Tuesday, December 29, 2009

Childhood Nemeses

A Christmas Carol
by Charles Dickens
1843, Chapman and Hall
Heroes
by Robert Cormier
1998, Puffin


I have to admit a strong aversion to Dickens. (Perhaps the snob within me is turned off by the lack of complexity in his plots or by his archetypal characters.) So it was with some small amount of dread that I agreed to teach in my reading class his classic A Christmas Carol. My students and I spent three short weeks reading this book (appropriately enough, just before the holiday season) and contrary to my expectations, I was very much enamored with Dickens and all of his trappings.

I also ought to admit a strong attraction to Cormier's work. Two of my all-time favorite children's novels are his brilliant I Am the Cheese and The Chocolate War. His prose is emotionally fraught and his characters brooding, a combination seemingly unlikely for young adult fiction - but this is the essence of why his books are so wonderful. Cormier refuses to talk down to his audience and in doing so, he reaches them far more directly than any number of pandering novelists might.

Dickens is by no means a young adult novelist. However, it is a testament to the appeal (and simplicity) of his novels that so many of them have become co-opted for children's enjoyment (think Disney's Oliver & Company). A Christmas Carol is the best example of this, with its plethora of cinematic and theatrical adaptations. Each adaptation seems to get increasingly saccharine and, foolishly, I assumed the novel would follow in tone.

It was with no small amount of surprise that I fell in love with the book. Dickens' eye for detail is incredibly astute and as such his prose is rife with lush passages evoking Scrooge's London. The descriptions grow increasingly bright as the book progresses along with Scrooge's emotional re-birth.

I am sometimes disdainful of books whose sole purpose is to create some sort of world to inhabit for the span of the audience's involvement with the book. (This goes doubly so for film, Cameron's Avatar a perfect example of a film I am reluctant to see.) This is a large part of Dickens' purpose in A Christmas Carol and is perhaps its greatest asset. Dickens creates a full physical environment within which the reader can dwell at length, but his ability to manipulate tone and to evoke mood are equal parts of what makes London seemingly come to life in the book.

A secondary purpose of Dickens' in writing the book, I discovered as I was teaching it, was to chastise England's rich and to motivate them to enact labor reform laws. This was certainly an interesting angle to teach to my students, particularly in connection with Dickens' "rediscovery" of Christmas and the extent to which the Christmas festival was a tool he used to that end.

What makes A Christmas Carol so surprising as a children's literary archetype is that the book is thematically very adult. The book's message of goodwill toward man and to repent for past sins are attitudes intrinsic to childhood. The deeper emotional tensions of regret for those sins and desire for self-improvement are completely lost on children.

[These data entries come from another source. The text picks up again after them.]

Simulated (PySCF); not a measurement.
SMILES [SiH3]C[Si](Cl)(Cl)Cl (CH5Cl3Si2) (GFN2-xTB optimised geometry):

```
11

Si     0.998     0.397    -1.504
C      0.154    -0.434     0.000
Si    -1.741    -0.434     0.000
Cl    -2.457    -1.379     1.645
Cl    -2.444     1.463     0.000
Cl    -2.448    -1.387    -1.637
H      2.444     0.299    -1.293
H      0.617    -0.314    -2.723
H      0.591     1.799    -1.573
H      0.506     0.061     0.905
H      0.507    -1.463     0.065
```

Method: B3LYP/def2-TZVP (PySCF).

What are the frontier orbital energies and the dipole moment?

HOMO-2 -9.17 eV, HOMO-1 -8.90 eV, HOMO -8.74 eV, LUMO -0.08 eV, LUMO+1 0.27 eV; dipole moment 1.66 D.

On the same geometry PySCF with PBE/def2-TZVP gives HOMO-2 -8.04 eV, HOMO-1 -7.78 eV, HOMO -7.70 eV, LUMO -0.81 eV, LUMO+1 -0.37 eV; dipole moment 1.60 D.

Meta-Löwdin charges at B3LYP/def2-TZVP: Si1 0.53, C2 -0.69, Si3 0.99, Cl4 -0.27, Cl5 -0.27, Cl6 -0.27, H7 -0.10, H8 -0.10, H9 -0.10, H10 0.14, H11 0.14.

This does not impoverish my experience of reading the book, but rather improve it. The expectation of the saccharine ghost story I knew of my childhood was a delightful thing to have dashed.

Cormier's story, on the other hand, was a surprise in its disappointment. Cormier's work has always dealt with serious adolescent themes and his work causes his readers to live up to the standard of emotional empathy that his narratives set. Heroes is no exception to this statement; it is concerned with the aftermath of war and the fleeting torment of love lost.

While portions of the book are quite beautifully narrated, it seems also to be a rather single-minded work. The main character is literally and emotionally scarred from his performance in World War II and returns, disguised, to his hometown to seek revenge on a community "hero".

This dichotomy between the concept of heroism and harsh reality is the central motivating factor in the novel and every chapter pursues to some small degree elaborating on the plot context that elicits this thematic construct.

The chapters eventually begin to lag with the weight of Cormier's snail pacing. The book alternates too regularly between flash back and the present and Cormier's revelatory plot points are meticulously planted despite being an incredibly short book (barely over a hundred pages) it felt as though it were a short story aspiring to greater heights than it warranted.

Obviously, these two works make unlikely bedside-table-mates. But considering my decades-long aversion to Dickens and my hero worship of Cormier, these were revealing books with which to spend some time.